As Monday afternoon's County Commission work session (3:30-6:00pm) approaches, a steadily increasing drumbeat of voices is weighing in on the BOCC's pending decision on the critical watershed boundary for a portion of Jordan Lake near the controversial Fayetteville/751 Assemblage.
As readers know, the BOCC narrowly voted to discuss the boundary change on Monday instead of at a meeting earlier this month where the topic was a late-addition to the agenda. The new boundary was set after a private landowner linked to the parcel submitted a self-funded new map of where the watershed ran on the property. The BOCC voted narrowly in the fall to send that map on to the state for approval; the Division of Water Quality did so since it was sent by the County Commission, though it raised eyebrows at ex-Planning director Frank Duke's actions in the matter.

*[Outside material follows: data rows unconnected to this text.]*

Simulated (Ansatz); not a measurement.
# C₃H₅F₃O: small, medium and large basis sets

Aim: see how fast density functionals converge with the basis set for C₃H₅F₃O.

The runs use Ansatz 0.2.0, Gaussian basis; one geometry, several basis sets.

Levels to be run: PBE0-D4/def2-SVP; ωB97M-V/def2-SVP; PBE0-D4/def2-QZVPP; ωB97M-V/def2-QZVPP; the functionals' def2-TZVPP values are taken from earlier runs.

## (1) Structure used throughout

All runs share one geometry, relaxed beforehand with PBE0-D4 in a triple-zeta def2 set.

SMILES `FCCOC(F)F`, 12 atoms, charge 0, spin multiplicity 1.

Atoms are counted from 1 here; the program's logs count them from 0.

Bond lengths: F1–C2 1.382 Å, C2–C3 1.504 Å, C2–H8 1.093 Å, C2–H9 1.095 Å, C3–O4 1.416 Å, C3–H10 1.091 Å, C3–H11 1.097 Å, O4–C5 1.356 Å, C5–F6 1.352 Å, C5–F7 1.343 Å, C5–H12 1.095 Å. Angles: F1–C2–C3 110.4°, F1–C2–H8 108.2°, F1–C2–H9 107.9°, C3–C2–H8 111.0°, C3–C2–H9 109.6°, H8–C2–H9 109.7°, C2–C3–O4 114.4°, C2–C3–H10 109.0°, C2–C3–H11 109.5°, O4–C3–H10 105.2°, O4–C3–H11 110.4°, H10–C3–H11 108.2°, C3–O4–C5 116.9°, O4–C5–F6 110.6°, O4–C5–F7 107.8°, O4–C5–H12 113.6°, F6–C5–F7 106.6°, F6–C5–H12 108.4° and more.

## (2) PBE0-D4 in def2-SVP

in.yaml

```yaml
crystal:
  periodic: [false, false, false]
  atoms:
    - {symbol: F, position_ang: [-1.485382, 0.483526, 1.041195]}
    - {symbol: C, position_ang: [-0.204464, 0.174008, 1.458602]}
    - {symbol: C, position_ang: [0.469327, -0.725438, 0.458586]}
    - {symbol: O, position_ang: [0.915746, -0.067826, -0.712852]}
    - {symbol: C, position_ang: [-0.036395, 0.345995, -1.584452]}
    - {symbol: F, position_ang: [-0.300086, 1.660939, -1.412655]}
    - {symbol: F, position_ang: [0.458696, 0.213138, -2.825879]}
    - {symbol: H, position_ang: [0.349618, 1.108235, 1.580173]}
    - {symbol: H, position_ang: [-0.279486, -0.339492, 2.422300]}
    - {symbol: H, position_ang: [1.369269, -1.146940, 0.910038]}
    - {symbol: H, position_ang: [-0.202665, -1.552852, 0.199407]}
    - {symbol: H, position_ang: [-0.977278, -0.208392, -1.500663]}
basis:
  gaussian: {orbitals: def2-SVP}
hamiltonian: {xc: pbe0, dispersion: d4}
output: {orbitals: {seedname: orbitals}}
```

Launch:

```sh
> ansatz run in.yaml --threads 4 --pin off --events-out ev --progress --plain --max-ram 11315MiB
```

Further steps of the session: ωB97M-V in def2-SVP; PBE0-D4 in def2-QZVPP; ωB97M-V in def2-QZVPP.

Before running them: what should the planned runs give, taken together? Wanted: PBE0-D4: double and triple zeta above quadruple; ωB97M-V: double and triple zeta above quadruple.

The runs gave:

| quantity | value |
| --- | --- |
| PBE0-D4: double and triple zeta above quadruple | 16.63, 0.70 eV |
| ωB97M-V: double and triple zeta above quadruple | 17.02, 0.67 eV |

Now the Durham Democratic Party -- or at least, some of their precincts -- is weighing in on the matter. Per an email from Milo Pyne, an activist engaged both in the Durham Dems and the People's Alliance, "at least five Democratic precinct meetings" adopted a resolution last night calling for the BOCC to reject the boundary change. An excerpt:
WHEREAS, It is the fundamental use of fair procedures and impartial identification by government of constraints such as floodplains, slopes, and distance to water bodies that gives legal power and moral authority to the government's infringement of private property rights in the interests of the public as a whole. Therefore, be it
RESOLVED, that the Democrats of Durham Precinct 8 urge the Durham Board of County Commissioners and the Durham City Council to reject the developer-financed survey, and. if necessary, to conduct an impartial government-directed study of the Jordan Lake pool height, perhaps in collaboration with the several other units of government (e.g. Orange and Chatham counties) that also have regulatory responsibility for the watershed and that also protect the public interest....
As Jim Wise notes at the N&O blog, the Monday meeting won't be a public hearing, so technically citizen groups won't be likely to weigh in verbally -- but expect to see a turnout for the session in the County Commission chambers.